Proactive Investors - Shopify (TSX:SHOP) Inc (TSX shares took a hit on Wednesday morning after Wedbush analysts lowered its rating to Underperform on the Canadian eCommerce stock.
Analysts came away from Shopify’s Investor Day with a bearish view on the stock, citing “limited room for further multiple expansion.”
“While we continue to hold a favorable view of Shopify's overall strategy and competitive positioning within eCommerce, shares have risen +53% since the company reported 3Q23 results on November 2nd and now trade at a significant premium relative to software peers across key valuation metrics,” Wedbush analysts wrote in a note.

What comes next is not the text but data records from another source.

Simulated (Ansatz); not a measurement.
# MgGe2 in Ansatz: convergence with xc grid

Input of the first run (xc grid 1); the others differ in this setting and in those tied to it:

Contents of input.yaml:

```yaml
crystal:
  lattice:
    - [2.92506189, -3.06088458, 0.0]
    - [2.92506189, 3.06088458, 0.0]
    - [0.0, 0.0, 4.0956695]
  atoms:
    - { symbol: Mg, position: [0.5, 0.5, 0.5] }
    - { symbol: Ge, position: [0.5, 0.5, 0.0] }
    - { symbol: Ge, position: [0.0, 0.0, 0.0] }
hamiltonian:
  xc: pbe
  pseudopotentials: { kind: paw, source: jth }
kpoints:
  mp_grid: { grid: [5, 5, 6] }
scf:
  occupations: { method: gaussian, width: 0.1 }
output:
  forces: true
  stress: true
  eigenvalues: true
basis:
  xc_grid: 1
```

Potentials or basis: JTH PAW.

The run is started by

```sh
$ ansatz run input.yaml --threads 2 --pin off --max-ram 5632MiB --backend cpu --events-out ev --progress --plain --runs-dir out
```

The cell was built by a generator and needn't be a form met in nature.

Wedbush analysts were zeroed in on the company's long-term strategy, competitive positioning, and potential growth drivers at Investor Day. Despite increased confidence in Shopify's market share expansion, they found no significant changes to the long-term Total Addressable Market (TAM) and monetization outlook.
Shopify's stock is trading at a premium compared to peers, especially in terms of valuation metrics, Wedbush noted.
The revised target price of $68 reflects concerns about the current valuation.
While the outlook for Shopify remains positive, the analysts recommend exploring other eCommerce opportunities for potential upside, particularly Amazon (NASDAQ:AMZN, Outperform) and MercadoLibre (NASDAQ:MELI, Outperform).
Both US-listed and Canadian-listed shares of Shopify were down 2.7% by midmorning.